WWF India’s work in conserving key species of national and global importance over the last five decades in India have resulted in significant increase in protection of the priority species, their habitats and ecosystems. WWF India is focusing efforts towards conservation of priority species, such as the Royal Bengal tiger, Asian elephant, Indian or greater one-horned rhino, Ganges river dolphin, Snow leopard and Red panda. Apart from the priority species, WWF India also has a Threatened Species Conservation Programme that includes the species such as Sarus crane, Common leopard, Great Indian bustard, Himalayan quail, House sparrow, Nilgiri tahr, Gharial, Asiatic lion, Ganges river dolphin, Black-necked crane, Smooth-coated otter, Golden mahseer, Indian pangolin and Brow-antlered deer.
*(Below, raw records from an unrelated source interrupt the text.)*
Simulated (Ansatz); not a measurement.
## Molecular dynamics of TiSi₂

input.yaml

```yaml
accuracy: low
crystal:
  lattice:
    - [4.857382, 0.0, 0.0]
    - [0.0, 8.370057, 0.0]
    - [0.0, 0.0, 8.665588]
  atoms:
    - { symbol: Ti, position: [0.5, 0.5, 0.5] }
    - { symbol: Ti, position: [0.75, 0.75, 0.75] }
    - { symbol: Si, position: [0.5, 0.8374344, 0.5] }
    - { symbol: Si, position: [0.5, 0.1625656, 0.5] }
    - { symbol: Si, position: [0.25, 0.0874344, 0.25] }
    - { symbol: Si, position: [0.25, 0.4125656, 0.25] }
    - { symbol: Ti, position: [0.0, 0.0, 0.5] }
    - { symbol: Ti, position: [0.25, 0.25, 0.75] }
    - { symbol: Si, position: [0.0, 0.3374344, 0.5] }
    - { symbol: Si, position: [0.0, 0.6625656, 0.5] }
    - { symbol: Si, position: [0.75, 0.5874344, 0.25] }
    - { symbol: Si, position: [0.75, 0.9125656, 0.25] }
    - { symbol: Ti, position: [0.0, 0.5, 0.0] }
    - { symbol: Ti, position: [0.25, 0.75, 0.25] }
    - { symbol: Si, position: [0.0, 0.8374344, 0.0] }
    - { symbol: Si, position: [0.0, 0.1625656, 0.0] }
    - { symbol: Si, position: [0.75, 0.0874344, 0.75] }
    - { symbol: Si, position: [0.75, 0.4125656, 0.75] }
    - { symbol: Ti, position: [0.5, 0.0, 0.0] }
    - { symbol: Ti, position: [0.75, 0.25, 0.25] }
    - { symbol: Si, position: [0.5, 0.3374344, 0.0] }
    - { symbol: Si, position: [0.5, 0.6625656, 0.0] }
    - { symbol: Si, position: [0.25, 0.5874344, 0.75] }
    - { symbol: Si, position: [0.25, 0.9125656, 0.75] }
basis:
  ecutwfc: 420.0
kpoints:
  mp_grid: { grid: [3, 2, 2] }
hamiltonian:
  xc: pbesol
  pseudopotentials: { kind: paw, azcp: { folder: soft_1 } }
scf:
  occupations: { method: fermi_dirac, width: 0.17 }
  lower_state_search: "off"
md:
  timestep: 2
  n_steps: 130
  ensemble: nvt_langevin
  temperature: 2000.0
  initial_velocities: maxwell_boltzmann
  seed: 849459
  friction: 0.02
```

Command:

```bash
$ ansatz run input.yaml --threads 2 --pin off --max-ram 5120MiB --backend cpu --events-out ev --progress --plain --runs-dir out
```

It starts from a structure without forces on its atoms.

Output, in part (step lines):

WWF India began tiger conservation in the early 1970s by providing support to Project Tiger - the first-ever tiger conservation programme of the Govt. of India. In 1990s, WWF India initiated a focused Tiger Conservation Programme & currently works in seven tiger landscapes: Terai Arc, Sundarbans, Satpuda-Maikal, North Bank, Kaziranga-Karbi Anglong & Western Ghats-Nilgiris. WWF India also works in other important tiger habitats, namely Ranthambore, Similipal, Panna & Buxa Tiger Reserves.
Freshwater environments include rivers, lakes, wetlands, streams and underground aquifers. Freshwater is crucial for sustenance of life on the planet. WWF India’s River for Life, Life for River programme is aimed at ensuring ecological integrity of rivers and their associated ecosystems, and sustainable water management. This is helping improve the population and habitats of endemic and endangered aquatic species like Gangetic dolphins, gharial, otters, golden mahseer fish and turtles.
Climate change is the biggest environmental crisis of our time. Many species will face extinction due to global warming. WWF India is working to generate awareness about clean and efficient energy solutions, climate innovations and mobilizing communities to come together and take collective action reversing climate change.
India’s has rich dazzling marine biodiversity. Marine life is threatened by plastic pollution, industrial waste, unsustainable fishing, unregulated tourism and unplanned coastal development. WWF India is working to protect and conserve critical marine habitats by addressing the issues of ghost fishing, agricultural run-off, marine debris and plastic pollution.